Bug 111468

Summary: libgsf's gsf_xml_parser_context() broken
Product: [Fedora] Fedora Reporter: W. Michael Petullo <redhat>
Component: libgsfAssignee: Caolan McNamara <caolanm>
Status: CLOSED UPSTREAM QA Contact:
Severity: medium Docs Contact:
Priority: medium    
Version: 1   
Target Milestone: ---   
Target Release: ---   
Hardware: All   
OS: Linux   
Whiteboard:
Fixed In Version: Doc Type: Bug Fix
Doc Text:
Story Points: ---
Clone Of: Environment:
Last Closed: 2004-05-03 21:50:23 UTC Type: ---
Regression: --- Mount Type: ---
Documentation: --- CRM:
Verified Versions: Category: ---
oVirt Team: --- RHEL 7.3 requirements from Atomic Host:
Cloudforms Team: --- Target Upstream Version:
Embargoed:

Description W. Michael Petullo 2003-12-04 00:14:11 UTC
From Bugzilla Helper:
User-Agent: Mozilla/5.0 Galeon/1.2.7 (X11; Linux ppc; U;) Gecko/20030130

Description of problem:
Libgsf's gsf_xml_parser_context() function seems broken when used to
open an uncompressed xml file.  I am working on an application that
does the following:

1.  initializes the library
2.  creates a new gsf input entity using foo=gsf_input_gnomevfs_new()
3.  calls gsf_xml_parser_context(foo)
4.  does some stuff

The problem is that between step 3 and 4, the gsf input entity foo's
cur_offset is set to 10.  This is does even though no data is directly
read by the application.

Since cur_offset is used to calculate the amount of unread data, the
result of this is that gsf_input_remaining returns an incorrect value
and reading gets mixed up.

gsf-libxml.c:gsf_xml_parser_context looks like this:

gsf_xml_parser_context (GsfInput *input)
{
        GsfInputGZip *gzip;
                                                                     
          
        g_return_val_if_fail (GSF_IS_INPUT (input), NULL);
                                                                     
          
        gzip = gsf_input_gzip_new (input, NULL);
        if (gzip != NULL)
                input = GSF_INPUT (gzip);
        else {
                gsf_input_seek(input, 0, G_SEEK_SET);
                g_object_ref (G_OBJECT (input));
        }
                                                                     
          
        return xmlCreateIOParserCtxt (
                NULL, NULL,
                (xmlInputReadCallback) gsf_libxml_read,
                (xmlInputCloseCallback) gsf_libxml_close,
                input, XML_CHAR_ENCODING_NONE);
}

It appears that "gzip = gsf_input_gzip_new (input, NULL);" is what
causes the mixed up cur_offset value.  This make sense because
gsf_input_gzip_new would have to read a few bytes from input in order
to determine if the file is valid gzip'ed data or not.

So...

gsf_xml_parser_context (GsfInput *input)
{
        GsfInputGZip *gzip;
                                                                     
          
        g_return_val_if_fail (GSF_IS_INPUT (input), NULL);

        return xmlCreateIOParserCtxt (
                NULL, NULL,
                (xmlInputReadCallback) gsf_libxml_read,
                (xmlInputCloseCallback) gsf_libxml_close,
                input, XML_CHAR_ENCODING_NONE);
}

...works fine (but only with uncompressed files of course).
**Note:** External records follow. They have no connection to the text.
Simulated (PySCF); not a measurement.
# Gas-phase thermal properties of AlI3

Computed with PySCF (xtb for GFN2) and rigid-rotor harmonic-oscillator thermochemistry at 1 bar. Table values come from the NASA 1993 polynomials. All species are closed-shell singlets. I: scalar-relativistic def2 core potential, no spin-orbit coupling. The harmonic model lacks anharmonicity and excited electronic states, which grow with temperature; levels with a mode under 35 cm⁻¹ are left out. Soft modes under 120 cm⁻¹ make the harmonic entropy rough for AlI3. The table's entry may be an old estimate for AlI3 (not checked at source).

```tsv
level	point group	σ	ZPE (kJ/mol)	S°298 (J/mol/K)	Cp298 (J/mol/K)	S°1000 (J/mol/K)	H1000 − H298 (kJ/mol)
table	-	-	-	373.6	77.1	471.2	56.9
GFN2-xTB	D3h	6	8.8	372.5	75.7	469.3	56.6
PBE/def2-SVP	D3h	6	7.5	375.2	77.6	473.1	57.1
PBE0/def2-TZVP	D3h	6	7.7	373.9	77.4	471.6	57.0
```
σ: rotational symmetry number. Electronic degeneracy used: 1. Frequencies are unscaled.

Either gsf_input_seek() should be used if gsf_input_gzip_new() fails
or gsf_input_gzip_new() should reset the file cursor before failing.

Version-Release number of selected component (if applicable):
1.8.2

How reproducible:
Always

Steps to Reproduce:
1.  Load an application that uses gsf_xml_parser_context(foo) into
your favorite debugger.

2.  Notice that foo->cur_offset is set to 10d after
gsf_xml_parser_context is executed on an uncompressed file.

Additional info:

Comment 1 Caolan McNamara 2004-05-03 21:50:23 UTC
This is being handled upstream at gnome.org: i.e. see
http://bugzilla.gnome.org/show_bug.cgi?id=141765.